WASHINGTON – It was good news last month when Congress officially approved plans to send thousands of defense jobs to Maryland’s two largest military installations, but before the economic boost is toted up, the adjacent communities must find a way to build and pay for infrastructure expansions.
Aberdeen Proving Ground in Harford County and Anne Arundel County’s Fort Meade are fast-tracking preparations for an estimated total job increase of 7,500, the growth resulting from base closures in surrounding states.
Under the Defense Department’s base plan, the changes — additions of about 2,200 military personnel at Aberdeen and 5,300 at Fort Meade — must be initiated within two years and completed within six. The first deadline is no problem, but six years is a relative sprint considering what is needed to handle the additional thousands in families, businesses and contractors expected to follow the relocated workers.
Fortunately for these areas, the communities anticipated expansion when the latest round of the Base Realignment and Closure process began earlier this year. Both bases were reasonably safe from major losses, since Fort Meade is adjacent to the National Security Agency and Aberdeen Proving Ground is a straight drive on the interstate from Washington.
Securing funding is the foremost, but least certain, task in these early planning stages. The federal government is the biggest money pot available for the expansions, so local municipalities are aiming their best pitches there to ensure minimal impact on state and county coffers.
“The demand on the federal dollar is pretty significant,” said J. Thomas Sadowski, director of the Harford County Office of Economic Development. “That means we have to show how we’re doing things in the most quick and efficient manner.”
The state can reasonably expect a good return on whatever costs it ends up shouldering: Fort Meade and the NSA, together the largest employer in Maryland, contributes $4 billion annually to the state economy, and local officials estimate a $1 billion boost to that figure when the expansion is complete. Aberdeen is estimated to produce nearly $2 billion annually.
A couple of base-friendly road projects have also been in the works. Near the Aberdeen base, state highway officials are nearly finished planning an $83.6 million lane-widening project at the intersection of Interstate 95 and Route 24. The expansion was planned apart from the anticipated base growth and groundbreaking on the estimated three-year job is scheduled for next fall.
Business leaders say the project is nice, but that there should be increased focus on the cross-county roads handling local traffic. This is one reason why Wyett Colclasure III and his Aberdeen Army Alliance are funding a study of the region’s looming transportation needs.
“I’m not interested in getting people through Harford County,” Colclasure said, referring to the interstate project. “I’m interested in getting people across I-95 into Aberdeen Proving Ground. Local roads . . . are the roads people will have to travel.”
Looking beyond roads, Sadowski says the expansion also gives Harford an opportunity to beef up its bare-bones public transportation with substantial rail and bus service.
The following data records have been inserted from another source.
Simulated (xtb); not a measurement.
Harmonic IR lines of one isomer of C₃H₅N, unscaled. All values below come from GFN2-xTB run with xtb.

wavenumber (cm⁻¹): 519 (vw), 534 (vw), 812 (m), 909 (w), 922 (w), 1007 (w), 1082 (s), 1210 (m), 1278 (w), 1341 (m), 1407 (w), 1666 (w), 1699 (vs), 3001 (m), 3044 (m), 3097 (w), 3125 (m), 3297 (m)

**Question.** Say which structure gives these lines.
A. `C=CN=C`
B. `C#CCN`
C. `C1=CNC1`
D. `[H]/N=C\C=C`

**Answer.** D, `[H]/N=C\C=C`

Over at Fort Meade, Route 175, which runs along the eastern border, is another target for expansion. Earlier in the fall, the state’s congressional delegation secured $12.5 million to widen the road that will become an even more important artery into the growing installation. The estimated $100 million road project includes noise barriers around the base perimeter.
Also in the area, local developers are constructing at least 37 new residential areas with 10 or more housing units. The Odenton Town Center, a 1,600-acre site, is a mix of retail and residential developments underway that locals hope will help the area handle an ever-growing amount of services for the population influx of the coming years.
And what about the incoming positions, from closed-down locations in states like Virginia and New Jersey, whose workers refuse or are reluctant to move?
Community advocates are brainstorming incentives, from schools to jobs, to encourage the uncertain. For example, there is talk of establishing a homeland security curriculum at local middle and high schools along with programs aimed at accommodating spousal employment needs.
But a lot of these soft plans will need to harden soon, and leaders in Harford County are giving themselves a July 2006 deadline to have a definitive strategy for the rapid changes, Sadowski said.